During the past few weeks, as we’ve surrounded Dad in his final weeks, I’ve taken a break nearly every day to exercise, driving from Overbrook to the gym on Washburn’s campus. It’s been about stress relief as much as fitness.
But today was different. Dad’s getting closer. He’s virtually comatose at this point, though he will acknowledge an “I love you” with a blink. The breathing is even more shallow than it was yesterday, the pulse fainting further. I didn’t want to be gone for long. Not being here when he dies would be devastating.
Today’s break was a three-and-half mile run along the baked dirt road that runs by my brother’s house and the house my father lived in before he had to move out due to his declining health.

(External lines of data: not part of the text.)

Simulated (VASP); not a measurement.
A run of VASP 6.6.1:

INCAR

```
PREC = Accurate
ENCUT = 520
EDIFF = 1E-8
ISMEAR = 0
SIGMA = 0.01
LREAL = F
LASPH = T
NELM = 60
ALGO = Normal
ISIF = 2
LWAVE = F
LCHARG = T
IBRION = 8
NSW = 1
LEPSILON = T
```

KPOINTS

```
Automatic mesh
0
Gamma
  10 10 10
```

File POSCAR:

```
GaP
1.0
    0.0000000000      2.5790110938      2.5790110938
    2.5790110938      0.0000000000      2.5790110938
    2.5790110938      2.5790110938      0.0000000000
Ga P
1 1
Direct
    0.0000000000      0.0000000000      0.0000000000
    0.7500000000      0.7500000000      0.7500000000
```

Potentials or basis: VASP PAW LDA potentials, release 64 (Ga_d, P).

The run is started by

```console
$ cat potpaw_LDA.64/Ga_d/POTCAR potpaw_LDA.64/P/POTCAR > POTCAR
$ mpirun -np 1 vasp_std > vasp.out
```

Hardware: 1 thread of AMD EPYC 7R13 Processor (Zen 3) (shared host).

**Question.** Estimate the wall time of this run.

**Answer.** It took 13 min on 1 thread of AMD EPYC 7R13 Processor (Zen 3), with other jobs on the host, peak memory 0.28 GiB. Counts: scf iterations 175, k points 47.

As I ran, I shuffled through my iPhone to listen to music that reminded me of my dad. Each song has a memory of him. I suspect that’s going to be the case for the rest of my life:
ISAO TOMITA’S “CANON OF THE THREE STARS”: Yes, a wedding song. The song my first wife walked down the aisle to in 2002. Moments before she did, my father sensed my nervousness. “Son, are you sure you want to do this?” Dad was always blunt. He was also right. I wasn’t ready, and he knew it. He also knew it wasn’t going to work out. The rest of that conversation: Me: “It’s a little too late now, Dad.” Dad: “Oh hell no it isn’t.”
ALOE BLACC’S “THE MAN”: As I labored through the final few classes of grad school, my wife asked me several times if I wanted to have a party to celebrate. I really didn’t. I was happy for it to be over with. But I did tell her it’d be cool if we could play “The Man” during a minor ceremony. On the day of graduation, as I backed out of the driveway, my wife turned to me, tears in her eyes and said, “I’m so proud of you. You worked so hard.” She turned on her iPhone and started playing “The Man.” What I also remember about that day is hearing my family cheer loudly as I walked across the stage, including my dad. Dad hammered the importance of education into our brains from day one. Without his love, support and motivation, I doubt I get through college, let alone earn a master’s degree.
DARIUS RUCKER’S “WAGON WHEEL”: As his health declined steadily, it looked like my wife and I weren’t going to make the Hootie and the Blowfish concert in St. Louis. When I told Dad I didn’t think we should go due to his health, he said, “You are going to miss Hootie?! Son, life goes on. Go to the concert.” With his blessing, we went, and I had as much fun as I’ve had in years. Dad also enjoyed several Blowfish songs, including “Let Her Cry.”
DJ KHALED’S “ALL I DO IS WIN”: I doubt Dad ever heard this song, but it reminded me of all the times we went to Missouri football and basketball games together. The catchy rap song is a staple of the pregame festivities at both. Dad gave me far more than I could have given him, but I did take him to his first college basketball game in 1997 and first college football game in 2006. Over the years, we shared several wonderful experiences, including the Columbia Classic in 1997, Armageddon at Arrowhead in 2007 and Missouri knocking off No. 1 Oklahoma in 2010. And, of course, this song reminds me of the competitiveness I inherited from my old man, who often said, “Just win, baby.”
PEARL JAM’S “JUST BREATHE”: A few weeks ago as I drove to Topeka along Highway 75, this song came on Sirius XM. I ugly cried for 15 minutes. For starters, this is the song I walked out to at my wedding in 2013, along with my dad (best man) and the groomsmen (my brother and best friend). It was the happiest day of my life, and I got to share it with him. I can’t think of a song more fitting for my dad, a lifelong hermit who mellowed significantly in his final years and ended up with hundreds of friends.
“Yeah, I’m a lucky man to count on both hands the ones I love. Some folks just have one. Yeah, others, they got none …”
Just a few of the songs I listened to on my “last run.” I also thought about the time I spent with my dad walking and running on a dirt road outside of his home in Melvern. When I left the newspaper business in 2010, Dad took me in, rent-free, until I figured out what I wanted to be when I grew up. He had only one stipulation: To start exercising and get healthy.
For four months, he walked and ran with me, at age 65. That was nine years ago. Today, I’m 100 pounds lighter and as fit as I’ve ever been. I was a lucky man to have him as my father.